A Theatre Review by Frances Devlin-Glass

Runaway Priest, by Felix Meagher, presented by Bushwahzee, at 5th Brunswick Scout Hall, East Brunswick, Melbourne on 15 April 2021.
Felix Meagher’s latest play, Runaway Priest, is an ambitious project, more serious than his earlier plays: the intention is, in music, to protest the scandal that has beset the Church in the last four decades, clerical abuse of minors. The genre it belongs to is unusual: it’s not musical theatre, more music drama.
Clerical abuse is a complex topic, and one that for most people is difficult to fathom. The play made some headway in trying to get into the mind of the perpetrator, and the narratives he runs in his head. But the perpetrator was not the main focus: the play offered much more about a victim of such activity and an abducted child’s mother. In the play, sexuality as such was not explicit, but heavily implied, so the more anodyne term ‘training’ replaced the confrontational words ‘sexual grooming’. The reticence about sexuality as a key element in the system surprised me. ‘Training’ is of course a euphemism used by the clergy in the play for much more nefarious activities: the use of power against minors for sexual gain. The child targeted in the play was vulnerable because he had no effective father in his life; his mother was blamed for this and urged to reconcile with the father, against her interests. There is an evil misogyny at work in this ‘system’ in the unjustified victim-blaming of the mother desperate to provide a loving home for her son.
The production was a scaled back affair with a sharp focus on just a few characters: the mother, a runaway priest, a monsignor, and a pianist who played minor roles as a radio announcer, a representative of the press and policeman. It was all the more effective for the intensity of that focus. The staging of the play was also admirably simple. A very effective banner featuring the image of St Patrick’s Cathedral, fronted by a high wall of bluestone representing the graffitied Street of Sighs, a place of sadness and prostitution. And downstage left, a desk for a priest’s office. It’s a portable play, and I hope it will travel.

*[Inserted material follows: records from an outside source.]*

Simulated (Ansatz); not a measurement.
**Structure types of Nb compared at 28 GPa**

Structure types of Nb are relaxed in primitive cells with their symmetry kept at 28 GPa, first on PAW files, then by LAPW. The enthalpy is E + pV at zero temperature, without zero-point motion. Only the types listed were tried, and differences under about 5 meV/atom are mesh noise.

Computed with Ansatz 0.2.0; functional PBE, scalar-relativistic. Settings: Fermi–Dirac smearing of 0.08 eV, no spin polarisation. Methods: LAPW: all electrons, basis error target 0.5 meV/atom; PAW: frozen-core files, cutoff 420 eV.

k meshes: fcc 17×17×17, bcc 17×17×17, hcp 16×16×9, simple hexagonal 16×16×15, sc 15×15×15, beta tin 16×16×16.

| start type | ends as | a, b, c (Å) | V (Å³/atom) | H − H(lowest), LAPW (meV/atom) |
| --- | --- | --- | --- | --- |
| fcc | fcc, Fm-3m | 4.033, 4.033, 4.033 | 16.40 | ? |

The star of the show was Felix’s original music which in part accounted for its upbeat quality, doing its job of helping the audience confront the unendurable. The most brilliant aspect of this play was the decision to tell the story from the point of view of the grief-stricken mother, a pious pillar of the church (played with understatement and passion by Cora Browne), and from the point of view of an ex-priest who offered resistance to his ‘superior’. Christopher Martin-McCombe was a very animated runaway, with a fine line in hippy body-language. He was a credible young former priest, in need of saving from himself. Felix Meagher himself played the ‘charming’, manipulative, bullying, born-to-rule Monsignor Jonah, and his repertoire of strategies were familiar to those who routinely deal with such men. The scene in which he requires the subordinate to refer to him as ‘Your Grace’ was very funny, and alarming.
Addressing the audience on opening night were Judy Courtin, who is successfully bringing charges on behalf of victims against religious institutions, and Chrissie Foster, a writer, whose family was tragically heavily impacted by abuse, and a representative from Ballarat Men’s Health, the epicentre of abuse in Victoria, which supports victims. They found the depiction of the cleric alarmingly familiar: he was a master of deflection, circumlocution and sanitising manoeuvres, who even at the finale did not acknowledge his complicity in a crime, so perversely was his narrative defensive of God’s work being done.
Matt Hadgraft had a series of telling minor roles, outlining press and police complicity in upholding the system, again something that is on the public record. He is a brilliant musician who got to play a surprisingly broad musical repertoire, from a Bach Toccata and Prelude No.2 in C minor for the monsignor’s scenes to a haunting melody that appeared as a leitmotif for the street scenes, ‘The Lonely Street of Sighs’. The music in the show was outstanding – Kev gets a bouncy song (‘I am a runaway’) that expresses his newfound freedom outside the orbit of the Monsignor, which is also joyously a return to childhood, maybe the innocence of which he was robbed. It has to be said that sound levels were a bit of a problem the night I was there, but these were subsequently sorted out, I hear.
In line with the seriousness of the piece, the symbolism of an impending storm dominates the end of the play (I read it as standing in for the huge shift in public consciousness whereby abuse moved from the moral and into the criminal/psychological/moral domains). There’s a fine line to walk, with such high emotions and existential moral stakes, and it was hard to avoid demonising the monsignor (he becomes a ‘monster’ in the final confrontation with the ex-priest) in the heightened symbolism around his suicide. However, I wondered if newer understandings of the criminality of the acts and their lasting psychological damage to children, might have suggested a more realistic ending? The storm delivers its own justice and the music intensified that. I wondered if there were other ways of registering this huge change in public sensibility: maybe a new clean cop in town, or even a devastating headline about a prison sentence (given that now many perpetrators have got jail sentences), might have been a better resolution, justifying the suicide. Monsignor Jonah remains stubbornly attached to the narrative that the ‘training’ is for the child’s good. Maybe there could have been a sign that institutions other than the Church were being more sensitive to the changes in public attitude since the Royal Commission into Institutional Responses to Child Sexual Abuse (2013 onwards).
It’s complex territory, and this play gets so much right. It points to hope, a rare commodity in this territory, and maybe a sequel? But maybe it’s too much to ask for. It would be good, for instance, to hear the back-story of the runaway priest, and to experience the victim emerging from the darkness. The women’s role in this story is crucial and Cora Browne’s depiction of the mother is part of the uplifting nature of this bold play.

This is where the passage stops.